Added Paolo Gasparrini, L’Oréal China’s general manager, in the statement: “Aimed at young women with a natural style, Mininurse complements our brand portfolio perfectly, and enables us to move more quickly into the Chinese consumer skin care market.”

Analysts applaud L’Oréal’s Mininurse acquisition. “I think it makes a lot of sense for L’Oréal to grow in China by making relatively small acquisitions of local brands and then gradually improving their quality and appeal, before co-branding them under their international brands along the same lines of what they have done in Latin America a few years ago,” said Eva Quiroga, an analyst at UBS. “I believe that China will become a very important market for the group, given the huge population on the one hand and the rapid increase in GDP per capita in the cities on the other — all the more so because the rural population gradually migrates to the cities.“One way I look at this is to say that if L’Oréal managed to achieve per-capita sales in China equaling those in Taiwan, this would create an additional 2.4 billion euros [$3 billion] in sales,” she continued.

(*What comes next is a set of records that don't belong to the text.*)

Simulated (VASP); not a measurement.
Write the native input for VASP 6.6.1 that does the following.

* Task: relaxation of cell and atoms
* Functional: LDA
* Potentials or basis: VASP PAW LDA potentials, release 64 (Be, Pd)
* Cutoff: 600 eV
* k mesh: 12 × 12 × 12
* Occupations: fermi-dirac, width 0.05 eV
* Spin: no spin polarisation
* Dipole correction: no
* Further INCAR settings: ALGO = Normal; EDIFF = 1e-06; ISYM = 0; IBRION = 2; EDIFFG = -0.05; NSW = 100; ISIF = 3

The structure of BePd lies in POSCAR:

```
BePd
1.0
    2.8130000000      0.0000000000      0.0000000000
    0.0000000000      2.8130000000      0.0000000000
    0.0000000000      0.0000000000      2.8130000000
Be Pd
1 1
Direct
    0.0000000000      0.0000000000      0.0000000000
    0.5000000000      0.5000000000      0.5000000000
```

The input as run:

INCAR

“Overall, this acquisition is good news for the group, since one of the themes which has weighed on the share price performance since the beginning of the year is the group’s ability to use its cash flow to make acquisitions in a sector where sizable targets are scarce and potential acquirers numerous,” said HSBC in its note. “We reiterate our buy rating and our 68 euros [$82.45] target price.”

L’Oréal has been focusing increasingly on Asia. The historically nonacquisitive firm’s announcement regarding Mininurse comes just weeks after it unveiled plans to become the majority shareholder in Japan’s Shu Uemura next year.

The Mininurse deal is subject to approval of the Chinese authorities, but the company’s business is expected to be consolidated by L’Oréal during the first half of 2004.

L’Oréal stock closed up 1.06 percent at a unit price of $75.50, or 62.20 euros, on the Paris stock exchange Thursday.